DGS Games

Tracer Rounds: Tactics vs Logistics, the Walking Dead Differential Model

What do you see when you’re watching TV “operations”? ~

A friend of mine – who might eventually read this column and recognize himself and then furiously email with a string of “that’s not what I meant and you know it”s – was posting on social media about The Walking Dead.  After the episode where they go room-to-room clearing the radar facility where they think Negan is holed up, he proclaimed “TWD is OAF”.TR-TWD

From the point of view of the room-clearing tactics, which our TWD heroes have perfected over several seasons, he’s probably right.  It jives with everything I’ve seen, and the limited amount I was taught. (Remember that I was a tanker back in the ‘90s, before all the MOUT/FISH ops of the past 15 years; if we had to ‘clear’ a house it involved pancaking the place with 55 tons of rolling steel.)  But the whole time I’m watching TWD my mind is usually back to the more practical matters.

Allow me to explain…

Loggie work is soooooooo not sexy.  But you know what’s less sexy?  Running out of ammo.  Being hungry.  Turning your tank into a Maginot-Line-pillbox because you’ve got no fuel.  The Walking Dead has built many, many storylines around their scrounging for fuel, their lack of food and attempts to grow their own, and even the most recent episode wherein Eugene suggests turning a local foundry into a bullet factory.
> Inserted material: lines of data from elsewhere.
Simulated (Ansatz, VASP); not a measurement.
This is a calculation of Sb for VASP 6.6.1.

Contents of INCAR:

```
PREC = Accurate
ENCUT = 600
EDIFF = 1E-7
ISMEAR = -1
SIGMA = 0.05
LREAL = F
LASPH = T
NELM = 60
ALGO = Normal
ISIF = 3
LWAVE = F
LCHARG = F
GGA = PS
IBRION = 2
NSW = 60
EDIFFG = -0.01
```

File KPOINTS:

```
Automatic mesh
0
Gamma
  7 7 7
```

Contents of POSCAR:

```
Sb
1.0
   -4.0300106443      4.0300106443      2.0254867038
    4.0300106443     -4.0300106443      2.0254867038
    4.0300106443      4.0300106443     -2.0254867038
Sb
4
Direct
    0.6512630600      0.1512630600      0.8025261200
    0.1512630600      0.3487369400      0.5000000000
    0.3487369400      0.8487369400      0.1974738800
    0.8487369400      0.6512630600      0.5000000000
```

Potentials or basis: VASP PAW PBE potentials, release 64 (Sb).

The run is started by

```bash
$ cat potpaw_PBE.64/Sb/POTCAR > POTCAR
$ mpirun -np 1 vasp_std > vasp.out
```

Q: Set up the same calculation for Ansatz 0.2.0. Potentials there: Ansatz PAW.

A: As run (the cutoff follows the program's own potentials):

But while everyone is ooohing and aaahing over the über-hip Delta-ninja-SEAL-SWAT-sniper tactics they whip out every time they have to clear a building, I’m just shaking my head at the fact that they’ve rolled out to a fight with 14 different guns that use 11 different kinds of bullets.  I get that at some point you go to war with the armory you have, not the armory you want, especially in the zombie apocalypse.  But every episode has someone else carrying around another version of an M16/M4 series 5.56 rifle, so there’s got to be a handful of them out there somewhere.  Those AK47s?  How often can you really find 7.65 ammo on the street, much less after the world’s gone to shit?  Shotgun ammo I can totally see being plentiful, and caliber is less of an issue with shotguns than other long rifles.  But when you’re in a firefight, don’t you want to be able to yell at your buddy “hey, I’m out of ammo!” and expect that you’ll get the right stuff tossed to you instead of 8 friends yelling back some variation of “sorry!” “oh well!” “tough shit” or “guess you’re about to fix bayonets!”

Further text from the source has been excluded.